Why do multiple waits on cascaded ManualResetEvents triple the execution time?

Question

I have simplified the scenario as that I have as good as possible. Down below you find the complete code with which you can test the program yourself. In my use case I have to wait for a reset event from another Thread - lets call that subEvent. The event subEvent is signaled once again another thread is finished. Lets call this resetEvent. In this simplified version I signal resetEvent after 200ms and that signals subEvent immediately. This is implemented in the SingleCascaded method.

This example works as expected. The output for me is

Sub Thread: 229 ms
Main 229 ms
Thread: 229 ms

Well the 30ms is still a heavy price, but it becomes far worse, when I increase the number of waits of both reset events - this is closer to the scenario I have in my program. In the method MultipleCascaded I create 5 threads that wait for the resetEvent - which is set after 200 ms - and 15 threads that wait for the subEvent - which is set after the resetEvent.

Set reset event 641
Main 641 ms
Thread 4: 660 ms
Thread 1: 661 ms
Thread 3: 662 ms
Sub Thread 4.0.: 662 ms
Sub Thread 4.1.: 663 ms
Sub Thread 0.0.: 661 ms
Sub Thread 0.1.: 661 ms
Sub Thread 1.1.: 664 ms
Sub Thread 1.2.: 664 ms
Sub Thread 3.0.: 665 ms
Sub Thread 3.1.: 665 ms
Sub Thread 3.2.: 666 ms
Thread 0: 661 ms
Sub Thread 4.2.: 663 ms

The interesting part here is, that the Set\Wait method of the reset event does not produce the time gap. It seems that in this case the timer cannot execute after the designated time.

Of course in my application these are no timers, things like I/O access, computation and the like. But the effect is the same. There is a visible time gap in the execution where seemingly nothing happens. I had the issue in other scenarios as well (overly use of async/await for example). But there I could not reproduce it in a small example.

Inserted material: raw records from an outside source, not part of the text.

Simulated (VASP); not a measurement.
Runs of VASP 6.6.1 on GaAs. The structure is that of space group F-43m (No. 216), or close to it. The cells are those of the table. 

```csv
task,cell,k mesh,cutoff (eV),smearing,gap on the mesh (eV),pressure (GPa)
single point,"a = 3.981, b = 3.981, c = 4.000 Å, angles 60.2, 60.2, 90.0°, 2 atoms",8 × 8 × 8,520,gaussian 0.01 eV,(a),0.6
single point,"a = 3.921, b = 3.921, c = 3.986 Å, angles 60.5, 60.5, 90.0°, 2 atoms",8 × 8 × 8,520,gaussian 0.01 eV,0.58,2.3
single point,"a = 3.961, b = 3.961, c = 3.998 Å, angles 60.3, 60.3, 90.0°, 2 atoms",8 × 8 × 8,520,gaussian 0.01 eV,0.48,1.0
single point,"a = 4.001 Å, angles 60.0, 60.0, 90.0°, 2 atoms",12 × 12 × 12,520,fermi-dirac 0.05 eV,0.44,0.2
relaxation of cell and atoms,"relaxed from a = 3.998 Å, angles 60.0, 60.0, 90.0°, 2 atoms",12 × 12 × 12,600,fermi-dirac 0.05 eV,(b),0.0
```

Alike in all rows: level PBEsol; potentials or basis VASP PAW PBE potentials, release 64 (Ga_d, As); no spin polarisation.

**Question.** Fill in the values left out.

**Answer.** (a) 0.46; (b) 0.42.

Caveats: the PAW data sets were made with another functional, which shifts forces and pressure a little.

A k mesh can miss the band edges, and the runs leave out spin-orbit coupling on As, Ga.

My question now is. What is happening? And far more important, how can I work around that? Here is what I have found out what is not the problem:

• All threads in the thread pool are blocked - There are a lot of threads that can be active at the same time
• The timer - as I mentioned in my actual application I do I/O accesses and computational work. There are no timers.
• The implementation of this particular reset event - This happens also when I use ManualResetEvent and AutoResetEvent and in my old application I worked with async/await; in this case it is a TaskCompletionSource

Here now the code for you to test it.

class Program
{
    static void Main(string[] args)
    {
        SingleCascaded();
        MultipleCascaded();
    }

    private static void MultipleCascaded()
    {
        Console.WriteLine("Test multiple waits cascaded");
        ManualResetEventSlim resetEvent = new ManualResetEventSlim(false);
        Stopwatch watch = new Stopwatch();
        watch.Start();
        for (int j = 0; j < 5; j++)
        {
            ThreadPool.QueueUserWorkItem(state =>
            {
                ManualResetEventSlim subEvent = new ManualResetEventSlim(false);
                for (int k = 0; k < 3; k++)
                {
                    ThreadPool.QueueUserWorkItem(state =>
                    {
                        subEvent.Wait();
                        Console.WriteLine(
                            $"Sub Thread {((Tuple<int, int>) state).Item1}.{((Tuple<int, int>) state).Item2}.: {watch.ElapsedMilliseconds} ms");
                    }, new Tuple<int, int>((int) state, k));
                }

                resetEvent.Wait();
                subEvent.Set();
                Console.WriteLine($"Thread {state}: {watch.ElapsedMilliseconds} ms");
            }, j);
        }

        using Timer timer = new Timer(state =>
                                      {
                                          Console.WriteLine($"Set reset event {watch.ElapsedMilliseconds}");
                                          resetEvent.Set();
                                      }, null, 200,
                                      Timeout.Infinite);
    }

    private static void SingleCascaded()
    {
        Console.WriteLine("Test single waits cascaded");
        
        ManualResetEventSlim resetEvent = new ManualResetEventSlim(false);
        Stopwatch watch = new Stopwatch();
        watch.Start();
        
        ThreadPool.QueueUserWorkItem(state =>
        {
            ManualResetEventSlim subEvent = new ManualResetEventSlim(false);
            ThreadPool.QueueUserWorkItem(state =>
            {
                subEvent.Wait();
                Console.WriteLine(
                    $"Sub Thread: {watch.ElapsedMilliseconds} ms");
            });

            resetEvent.Wait();
            subEvent.Set();
            Console.WriteLine($"Thread: {watch.ElapsedMilliseconds} ms");
        });

        using Timer timer = new Timer(state => { resetEvent.Set(); }, null, 200,
                                      Timeout.Infinite);
        resetEvent.Wait();
        Console.WriteLine($"Main {watch.ElapsedMilliseconds} ms");
    }
}

Answer 1

As per my comment, this is due to the fact that the loop uses all available threads in the ThreadPool which then needs to start adding more threads using an algorithm, and that the Timer callback (resetevent.set) runs on a ThreadPool thread. Also, even if there are no timers in the app, if your I/O runs on threadpool threads, the issue is the same.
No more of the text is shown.